Download SQL files to the lineage harvester folder

You can download the SQL files of a data source that is stored locally and cannot be accessed via the network. The lineage harvester then stores the data source information in a ZIP file.

To create a technical lineage for these data sources, you only have to include the ID of the data source and the path to the ZIP file in the configuration file.

Note Click here to see a list of all supported data sources.

Prerequisites

You have downloaded the lineage harvester and you have the necessary system requirements to run it.

You have the necessary permissions to all database objects that the lineage harvester accesses.

Tip

Some data sources require specific permissions.

You need read access on the SYS schema.

You need read access on the SYS schema and the View Definition Permission in your SQL Server.

You need read access on information_schema.

You need read access on information_schema. Only views that you own are processed.

SELECT, at table level. Grant this to every table for which you want to create a technical lineage.

A role with the LOGIN option.

Only SQL statements.

CONNECT ON DATABASE

You need a role that can access the Snowflake shared read-only database. To access the shared database, the account administrator must grant IMPORTED PRIVILEGES on the shared database to the user that runs the lineage harvester.

Tip If the role is not assigned in Snowflake, you can use the customConnectionProperties property in the lineage harvester configuration file to assign the Default role to the user. For example:
"customConnectionProperties": "role=default"

You need read access on the DBC.

You need read access to the following dictionary views:

all_tab_cols
all_col_comments
all_objects
ALL_DB_LINKS
all_mviews
all_source
all_synonyms
all_views

You need read access on definition_schema.

You need Admin permission on all objects that you want to harvest.

You have added the Matillion certificate to a Java truststore.

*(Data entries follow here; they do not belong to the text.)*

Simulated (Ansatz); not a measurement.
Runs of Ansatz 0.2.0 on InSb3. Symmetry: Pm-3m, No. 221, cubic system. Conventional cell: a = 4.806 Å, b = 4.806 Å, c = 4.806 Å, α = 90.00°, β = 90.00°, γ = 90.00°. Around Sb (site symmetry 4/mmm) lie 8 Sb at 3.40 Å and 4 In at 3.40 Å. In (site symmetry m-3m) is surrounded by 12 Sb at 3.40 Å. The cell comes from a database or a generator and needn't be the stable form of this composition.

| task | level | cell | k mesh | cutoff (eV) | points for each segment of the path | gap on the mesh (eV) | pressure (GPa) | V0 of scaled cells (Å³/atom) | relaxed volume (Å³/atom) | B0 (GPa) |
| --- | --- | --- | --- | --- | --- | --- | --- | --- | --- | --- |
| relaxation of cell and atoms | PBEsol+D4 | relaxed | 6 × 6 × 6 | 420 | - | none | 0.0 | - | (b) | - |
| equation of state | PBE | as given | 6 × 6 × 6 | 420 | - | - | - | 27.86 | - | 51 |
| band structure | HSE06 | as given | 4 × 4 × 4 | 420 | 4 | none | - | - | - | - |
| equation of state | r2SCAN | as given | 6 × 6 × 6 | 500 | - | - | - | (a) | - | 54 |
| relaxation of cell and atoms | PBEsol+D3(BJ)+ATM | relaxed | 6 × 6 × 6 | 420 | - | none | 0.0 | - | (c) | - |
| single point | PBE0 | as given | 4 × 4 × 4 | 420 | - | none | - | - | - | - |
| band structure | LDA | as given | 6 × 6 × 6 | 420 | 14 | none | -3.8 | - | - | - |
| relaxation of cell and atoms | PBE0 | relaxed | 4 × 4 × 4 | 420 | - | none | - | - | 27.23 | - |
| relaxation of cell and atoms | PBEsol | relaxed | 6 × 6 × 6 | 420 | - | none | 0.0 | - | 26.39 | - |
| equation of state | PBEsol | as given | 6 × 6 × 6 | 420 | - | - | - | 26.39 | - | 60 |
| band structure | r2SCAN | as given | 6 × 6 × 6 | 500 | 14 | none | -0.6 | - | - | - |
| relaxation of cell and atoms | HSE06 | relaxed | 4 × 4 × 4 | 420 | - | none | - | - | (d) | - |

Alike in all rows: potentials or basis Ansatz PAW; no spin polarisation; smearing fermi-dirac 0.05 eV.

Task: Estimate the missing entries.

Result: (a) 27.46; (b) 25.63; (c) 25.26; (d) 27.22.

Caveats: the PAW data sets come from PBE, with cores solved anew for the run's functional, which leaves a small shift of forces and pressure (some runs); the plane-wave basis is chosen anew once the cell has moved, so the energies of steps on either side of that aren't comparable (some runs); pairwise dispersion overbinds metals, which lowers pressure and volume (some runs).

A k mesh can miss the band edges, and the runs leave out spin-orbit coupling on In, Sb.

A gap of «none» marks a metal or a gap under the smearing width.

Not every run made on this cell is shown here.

You have at least a Matillion Enterprise license.

You need a role with user access to the server from which you want to ingest:

You have a system-level role, which is at least a System user role.
You have an item-level role, which is at least a Content Manager role.

You need a role with user access to the relevant server and be able to access the metadata that is stored there.

Make sure that the lineage harvester can reach Power BI by registering Power BI in Azure and setting the necessary permission to harvest the metadata.

We highly recommend that you read about supported authentication methods before you register Power BI in Microsoft Azure. For more details, see Register Power BI in Microsoft Azure and set permissions.

You need to following minimum roles and permissions to harvest Tableau metadata:

You have a View permission on Tableau projects, workbooks and data sources you want to ingest.
You have a Viewer or Explorer (can publish) role with access to the Tableau REST API.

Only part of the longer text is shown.